The problem is not with your strcmp call but, rather, in your scanf call! When you type some text as the input, scanf will stop reading at the first whitespace, so your text string will be "some" - and, thus, the strcmp call will (correctly) return non-zero, as this is not the same as "some text".
For more information on this feature of scanf, spaces and the %s format, see this topic: How do you allow spaces to be entered using scanf?

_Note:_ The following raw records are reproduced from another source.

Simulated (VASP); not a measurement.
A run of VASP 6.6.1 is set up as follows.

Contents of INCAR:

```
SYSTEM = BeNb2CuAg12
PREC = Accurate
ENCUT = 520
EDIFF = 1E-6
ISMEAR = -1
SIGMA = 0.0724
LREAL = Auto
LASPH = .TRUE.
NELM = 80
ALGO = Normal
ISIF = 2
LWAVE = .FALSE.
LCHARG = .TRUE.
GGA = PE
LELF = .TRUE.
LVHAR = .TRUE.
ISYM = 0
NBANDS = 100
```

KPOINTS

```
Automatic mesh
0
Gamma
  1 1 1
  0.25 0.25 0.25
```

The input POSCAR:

call fgets to read the white space and compare the strings with strncmp :
fgets (text, 100, stdin);
puts(text);
if (strncmp(text, "some text",9) == 0)
puts("some text");
My answer will be about sorting such a problems without asking the forum qwuestions. I would take 2-3 minutes to see what is going there:
int main()
{
char text[10];
int result;
result = scanf(" %s", &text);
printf("scanf result: %d, scanned text: \"%s\"\n", result, text);
if (strcmp(text, "some text") == 0)
puts("some text");
}
Debugging - ie finding the source of the problems is same important as programming knowledge. If you add this single line yourself, you would sort this problem yourself in no time.
Try yourself: https://godbolt.org/z/Tmy7PA
Off-topic, but too long for a comment.
Your scanf line is actually wrong (not referring to the whitespace), and you're just getting lucky that it works here. You need to remove the ampersand & in front of text. What you have passes the address of text to scanf, which is actually a pointer to a char[10]. For scanf(" %s", text);, text "decays" to a pointer to its first element (char*) which what you actually want. Here, it just so happens that the address of the array (&text) is the same as the address to the first element in the array (&(text[0]), or *(text + 0)), since they're both in automatic storage at the same place. If, for example, you had something like
char* text = malloc(10);
scanf(" %s", &text);
you would invoke undefined behavior by overwriting memory starting at the address of the pointer to your malloced memory. Here, the address of text is an address to the pointer in automatic storage, whereas the memory it actually points to is somewhere else. You can see this illustrated in the following program.
#include <stdio.h>
#include <stdlib.h>
int main(void)
{
char text[10];
char* text2 = malloc(10);
printf("address of text = %p\n", (void*)(&text)); // same address as below
printf("address of text[0] = %p\n", (void*)(&(text[0]))); // same address as above
printf("address of text2 = %p\n", (void*)&text2); // different than below
printf("address of text2[0] = %p\n", (void*)(&(text2[0]))); // different than above
return 0;
}
&text == &(text[0]), showing the address of the array and the address of the first element of the array are equivalent, however &text2 != &(text2[0]), showing the address of the pointer is not equal to the address of the first element of the memory you've malloced.
Illustrated here: https://godbolt.org/z/N2TKvK